It isn’t the ready-made site.
It isn’t the most picturesque site.
But the A’s picked the best site to build their new ballpark.
Tuesday, A’s president Dave Kaval announced in a letter to the Peralta Community College District that the team’s preferred site to build a new privately financed, 35,000-seat ballpark is right next to Oakland’s Laney College.
We’re still in the earliest of early stages when it comes to building a ballpark — no deal has been made, a preference has only been stated.
There are countless things that can impede the A’s from opening up a new ballpark south of Lake Merritt in the spring of 2023, but Kaval was astute in making that site his top choice.
Let’s establish that I have a bit of bias here — Kaval picked my neighborhood. I live next to Laney College. Not within walking distance close — I’m throw-a-baseball close. The new ballpark (if built) will be almost literally in my front yard. While I’m certainly concerned about rent prices going through the roof, I do enjoy short commutes to work — it’s one of the reasons I moved into the area.
The Lake Merritt BART stop that’s across the street from Laney is an incredible hub that had to be at the heart of the A’s reasoning to choose the site.
From my BART stop, I can get into San Francisco without having to fight bridge traffic, or get to Berkeley without having to drive, or skip 880 when heading to San Leandro to see family. Those three places: 20 minutes, max. It’s a coup.
Oh, and the South Bay is accessible via 880 (a block south of Laney College) and Amtrak (less than a mile walk from Jack London Square station).
You’d be hard pressed to find a better axis in the East Bay, and that’s exactly what the A’s need around their new ballpark. Say what you will about the Coliseum’s looks, but it wasn’t hard to reach. The A’s couldn’t be regressive on that front.
And while the area around Laney College could use a little love in places, there are some great bars, restaurants, and shops already in place. The neighborhood is quintessential Oakland.
It’s not a perfect site: it won’t rival AT&T Park with the awesome water-front views the Howard Terminal site promised — instead of Rickey Henderson Cove, we’ll get a nice shot of 880. It won’t have the familiarity and copious parking that rebuilding the Coliseum would have provided, either. But the Laney site is significantly easier to reach via public transportation and car than Howard Terminal (Oakland Mayor Libby Schaaf’s preferred site), and the area has so much more potential to turn into the desired “ballpark village” than the Coliseum area. (Besides money, there’s a big reason so many Coliseum City proposals failed — you can’t recreate Fenway Park or Wrigley Field in a giant parking lot.)

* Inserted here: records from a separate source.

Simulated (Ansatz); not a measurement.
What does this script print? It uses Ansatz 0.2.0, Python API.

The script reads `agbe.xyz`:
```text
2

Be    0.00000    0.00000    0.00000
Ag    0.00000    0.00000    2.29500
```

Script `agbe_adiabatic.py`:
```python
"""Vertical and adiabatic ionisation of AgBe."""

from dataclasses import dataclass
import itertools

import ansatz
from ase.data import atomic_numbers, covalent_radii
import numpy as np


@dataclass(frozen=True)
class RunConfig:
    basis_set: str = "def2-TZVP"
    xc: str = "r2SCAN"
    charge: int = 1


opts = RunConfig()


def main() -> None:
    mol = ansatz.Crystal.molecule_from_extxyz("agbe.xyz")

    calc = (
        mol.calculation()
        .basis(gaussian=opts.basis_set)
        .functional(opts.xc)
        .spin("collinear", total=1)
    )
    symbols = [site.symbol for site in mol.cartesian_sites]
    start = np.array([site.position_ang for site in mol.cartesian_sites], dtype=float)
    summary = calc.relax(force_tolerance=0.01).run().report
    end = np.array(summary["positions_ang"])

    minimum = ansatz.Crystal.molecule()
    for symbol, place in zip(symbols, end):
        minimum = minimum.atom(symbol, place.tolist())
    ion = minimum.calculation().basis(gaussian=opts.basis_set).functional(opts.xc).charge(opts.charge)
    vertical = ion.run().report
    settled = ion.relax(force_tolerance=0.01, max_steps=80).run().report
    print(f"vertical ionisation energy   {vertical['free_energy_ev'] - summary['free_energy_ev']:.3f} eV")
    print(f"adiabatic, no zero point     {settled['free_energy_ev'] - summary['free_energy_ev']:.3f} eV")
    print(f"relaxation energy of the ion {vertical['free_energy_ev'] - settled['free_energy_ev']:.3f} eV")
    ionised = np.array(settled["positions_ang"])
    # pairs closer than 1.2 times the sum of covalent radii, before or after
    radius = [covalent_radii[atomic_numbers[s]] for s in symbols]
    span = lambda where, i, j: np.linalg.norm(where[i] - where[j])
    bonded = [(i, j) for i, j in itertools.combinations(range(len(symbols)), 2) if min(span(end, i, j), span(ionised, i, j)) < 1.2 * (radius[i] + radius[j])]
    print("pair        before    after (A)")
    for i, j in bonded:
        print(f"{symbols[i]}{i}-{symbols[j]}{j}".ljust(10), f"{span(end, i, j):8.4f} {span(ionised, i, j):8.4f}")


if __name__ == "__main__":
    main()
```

More importantly, there are serious concerns about gentrifying the working class neighborhood around the building site, which currently houses some administration buildings.
Kaval wants to have a walkable area with bars, restaurants, and stores around his new park. The neighbors (I’m sitting this one out) don’t seem too keen on that idea.
“We have extreme concerns at the heart of it, we can’t have it here without deeply impacting Chinatown and Eastlake,” Alvina Wong, Oakland organizing director at Asian Pacific Environmental Network, told the Bay Area News Group. “It completely changes the cultural fabric.”
The fears are understandable — the ballpark can easily represent another wave of gentrification in Oakland.
Those are concerns for Kaval, the Peralta Community College District Board of Trustees, and the city to debate. There’s no doubt that discussion will be spirited and arduous. No one, even Kaval, can say with certainty if those talks will result in a new ballpark for the A’s, either. Right now, I’d say the odds are probably not in the A’s favor.
But that’s down the line. All three of the sites Kaval shortlisted had problems and opposition, and the losing two should still be available if the Laney College site falls through. (You know the Coliseum will be…)
But you can’t hedge your bets before you start playing the game, and the Laney site is far and away the best choice of the three for the A’s to build their new park. You can’t skip that because it’s going to be too difficult — there’s no place in the Bay Area where building a new ballpark isn’t next to impossible.
The A’s have made it clear they are going to stay in Oakland. They showed goodwill when the Warriors never entertained staying in The Town and the Raiders played games with city hall.
Now we’ll see if Oakland wants the A’s.